HSBC taps former investment bank chief as CFO; Q3 profits fall 42%

FILE PHOTO: HSBC logo is seen on a branch bank in the financial district in New York, U.S., August 7, 2019. REUTERS/Brendan McDermid/File Photo

SINGAPORE: HSBC on Tuesday (Oct 25) named Georges Elhedery, a former head of its investment bank, as its new chief financial officer in a surprise move that leaves him in pole position to eventually succeed Chief Executive Noel Quinn.

The sudden elevation of Elhedery, 48, at the London-headquartered bank comes after he took a six-month sabbatical in January, citing a desire to travel with his family and explore personal interests.

Quinn told Reuters that while departing CFO Ewen Stevenson had done a good job restructuring the bank over the last three years, the move was done with succession in mind - with the apparent effect of catapulting Elhedery to the front of the queue.

Since his return to HSBC in September, Elhedery has been working on projects for Quinn. He is one of several Lebanese bankers to rise to the top ranks at HSBC, including his predecessor heading the investment bank, Samir Assaf.
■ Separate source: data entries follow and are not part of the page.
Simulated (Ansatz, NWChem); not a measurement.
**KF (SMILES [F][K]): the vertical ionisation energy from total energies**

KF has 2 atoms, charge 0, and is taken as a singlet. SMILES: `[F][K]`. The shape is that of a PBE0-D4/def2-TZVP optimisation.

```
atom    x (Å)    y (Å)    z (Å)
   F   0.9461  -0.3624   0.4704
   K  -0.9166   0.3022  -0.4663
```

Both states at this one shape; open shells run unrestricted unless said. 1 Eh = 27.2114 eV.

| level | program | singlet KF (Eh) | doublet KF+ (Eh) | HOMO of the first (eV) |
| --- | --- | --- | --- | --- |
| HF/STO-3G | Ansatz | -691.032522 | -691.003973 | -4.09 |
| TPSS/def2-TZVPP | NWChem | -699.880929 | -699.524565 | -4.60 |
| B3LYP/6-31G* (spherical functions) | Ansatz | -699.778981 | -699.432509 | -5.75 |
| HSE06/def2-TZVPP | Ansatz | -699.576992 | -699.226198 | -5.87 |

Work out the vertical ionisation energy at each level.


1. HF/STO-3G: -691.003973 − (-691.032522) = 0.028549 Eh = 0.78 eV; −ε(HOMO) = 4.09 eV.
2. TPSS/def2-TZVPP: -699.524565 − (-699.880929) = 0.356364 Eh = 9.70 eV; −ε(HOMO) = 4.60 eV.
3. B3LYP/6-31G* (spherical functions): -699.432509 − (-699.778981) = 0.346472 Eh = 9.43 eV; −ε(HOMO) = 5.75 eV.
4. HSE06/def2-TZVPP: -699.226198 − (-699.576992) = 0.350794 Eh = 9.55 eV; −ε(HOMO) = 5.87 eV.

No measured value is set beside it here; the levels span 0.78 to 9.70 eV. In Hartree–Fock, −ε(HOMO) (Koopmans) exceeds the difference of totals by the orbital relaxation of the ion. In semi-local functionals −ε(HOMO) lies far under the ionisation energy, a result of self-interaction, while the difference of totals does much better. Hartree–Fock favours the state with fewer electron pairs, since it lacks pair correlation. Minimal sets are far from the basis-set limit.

The change came as HSBC reported profits slid 42 per cent in the third quarter, hit by rising loan losses as well as charges from the sale of its French business as it seeks to boost profits and placate unhappy investors including its largest, China's Ping An Insurance Group.

Shares of Hong Kong-listed HSBC, which makes the bulk of its sales and profit in Asia, fell 2.5 per cent in a firm broader market .

"There is no change in strategy as a consequence of these leadership changes," said Quinn, 60. "This is about how the group executive committee is positioned with potential succession options for the future," Quinn told Reuters.

Stevenson, 56, will leave the bank next year. "I am looking forward to some time off and thinking about future options," he told Reuters.

"Stevenson was undoubtedly seen as doing a great job amongst the investor community," said John Cronin, analyst at Goodbody.

"His exit is most certainly a surprise and it smells of a fallout at the top management level in terms of direction of travel for HSBC - which will raise many questions," he said.

The bank posted a pretax profit of US$3.15 billion for the three months ended Sep 30. That was down from US$5.4 billion a year ago, but well above the US$2.45 billion average of analyst estimates compiled by the bank.

The results included a US$2.4 billion hit from the sale of the bank's business in France, part of a wider strategy by HSBC to excise parts of its once globe-spanning empire to boost profits.

HSBC's net interest income swelled by 30 per cent to US$8.6 billion, the highest in eight years mainly due to rising interest rates. Net interest margins rose to 1.57 per cent, climbing 22 basis points from the second quarter.

HSBC has come under pressure from shareholder Ping An to explore options including spinning off and listing its mainstay Asia business to increase shareholder returns.

The bank is also exploring a potential sale of its Canadian unit, as it tries to streamline operations in order to lift profits amid pressure from Ping An.

"We remain on track to achieve our cost targets for 2022 and 2023," said CEO Quinn.

HSBC's CEO, who has been running the lender on a permanent basis for more than two years, said in the results statement that the bank aimed to "deliver its returns target of at least 12 per cent from 2023 onwards and, as a result, higher distributions to our shareholders".

HSBC, the first big British lender to report quarterly earnings, said the quarterly performance was affected by credit provisions of US$1.1 billion, compared with the release of US$659 million of cash reserves set aside for expected credit losses in the same quarter a year ago.

Rising rates traditionally buoy bank profits as they can make more from lending than the sums they pay to savers, but the current picture is clouded by the threat of an economic downturn that could cause hefty losses for lenders.

HSBC on Tuesday reported a snag in its plan to woo long-suffering shareholders with increased payouts, saying it needs to boost its core capital level of 13.4 per cent back above 14 per cent before it can resume buybacks and dividends.

Quinn told Reuters he was "very confident" it could do this by the first half of next year, by increasing revenue and managing costs.